Demonstrating the dizzying pace of the modern news agenda a small political storm has brewed and passed over just in the time I’ve been sitting here trying to decide what to blog about.
The Electoral Commission in the UK releases quarterly figures showing donations made to political parties. The figures released today showed a bequest for half a million which was split between the two Coalition parties. A little bit of light journalistic digging showed that the bequest was made in the will of a Joan Edwards who specified that the money should go to “whichever government is in office… in their absolute discretion to use as they may think fit.” It was speedily pointed out that thinking fit to keep it for yourself was probably not quite in the spirit of the thing, and within a morning both the Conservatives and the Lib Dems had conceded the point and agreed to hand the money over to the Treasury. Cue many editorials about the grasping nature of modern politicians and their lack of engagement with the notion of public funds for the public good. Some of those editorials may even be wise and worth reading, because, yes, if you’re the government and you get a wodge of cash to spend as you “think fit” and your first thought is that you could use it to pay for a better wine selection at your party conference then shame on you.
However, my first thought on reading this story wasn’t about how disappointingly grasping and self-serving the politicians involved seem to be, it was about the bequest itself. Somewhere out there a woman decided to leave half a million pounds to the government of the day, not knowing, presumably, which party that would be or how they would choose to spend the money. I can’t decide whether that demonstrates a refreshing faith in government and democracy or simple naivete. Maybe it’s neither – maybe the woman in question had fallen out with her local cats’ home and left the money to the government just to spite them.
What I am fairly sure about is that I wouldn’t do the same. If I had half a million pounds to spare (and a quick rummage under the sofa cushions confirms that I don’t), I can imagine wanting to use the cash for the greater good. I am a proper hippy bleeding heart liberal after all. I believe in outdated stuff like the welfare state and universal healthcare and higher taxes for the comfortably-off. But to voluntarily bequeath half a million to the government of the day like Joan? I don’t think so. And there are three reasons why not:
1. I’m a bit of a control freak. Sure, I want to improve the world with my money but I want to choose how.

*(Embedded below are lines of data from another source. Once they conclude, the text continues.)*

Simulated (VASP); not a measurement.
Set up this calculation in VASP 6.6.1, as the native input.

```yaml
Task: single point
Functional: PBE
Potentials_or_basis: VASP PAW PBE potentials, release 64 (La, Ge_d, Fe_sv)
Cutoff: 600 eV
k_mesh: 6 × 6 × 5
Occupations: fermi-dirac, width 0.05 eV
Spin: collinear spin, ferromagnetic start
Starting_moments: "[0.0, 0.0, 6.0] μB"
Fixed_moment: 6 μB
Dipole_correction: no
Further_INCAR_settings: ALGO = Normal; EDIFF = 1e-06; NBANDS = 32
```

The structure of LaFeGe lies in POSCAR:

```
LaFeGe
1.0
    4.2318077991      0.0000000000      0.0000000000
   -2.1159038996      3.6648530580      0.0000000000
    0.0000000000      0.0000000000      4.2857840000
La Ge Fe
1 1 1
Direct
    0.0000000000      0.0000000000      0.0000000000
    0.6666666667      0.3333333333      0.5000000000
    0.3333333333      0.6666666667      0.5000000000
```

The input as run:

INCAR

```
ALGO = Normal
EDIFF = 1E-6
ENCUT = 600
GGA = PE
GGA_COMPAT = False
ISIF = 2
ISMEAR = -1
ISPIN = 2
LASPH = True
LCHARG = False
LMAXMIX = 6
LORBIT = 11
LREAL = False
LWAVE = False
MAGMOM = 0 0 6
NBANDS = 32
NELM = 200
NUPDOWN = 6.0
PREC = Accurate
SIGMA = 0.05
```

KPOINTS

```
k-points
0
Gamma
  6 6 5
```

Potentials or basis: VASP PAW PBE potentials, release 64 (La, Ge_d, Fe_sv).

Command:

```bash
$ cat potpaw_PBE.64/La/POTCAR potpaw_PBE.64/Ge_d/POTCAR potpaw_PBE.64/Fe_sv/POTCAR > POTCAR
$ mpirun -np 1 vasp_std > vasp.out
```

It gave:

2. I want to see what happens to the money. That kind of rules out the whole bequest thing. I think I’d want a scheme where I just went “Here is some money. Please tweet me if you’ve got something cool you’d like to do with it, and I shall pick stuff that sounds good/interesting/worthwhile…” Back to the control freakery again.
3. I don’t quite trust that any political party would definitely use my money for the greater good, and that’s a really bad thing. Polls repeatedly show that the British public lack faith in their politicians. This Ipsos MORI poll from June 2013 is a good example, showing the extent to which we believe our politicians to be self-serving. It is, therefore, really annoying when they act in ways that reinforce that belief. After expenses scandals, and previous question marks over party funding, politicians should be going out of their way to clean up their act, rather than opportunistically divvying up bequests between themselves. Perhaps that perception is that if the mistrust extends across the party divides then there’s no comparative loss if the public don’t trust you, because they don’t trust the other guy either.
And at this point I feel I should have a pithy conclusion as to how to fix the break down of trust between electorate and elected, but I don’t I’m afraid. Feel free to offer your suggestions in the comments. And feel free to share your spending plans for any unexpected (or, indeed, imaginary) cash you might have lying about.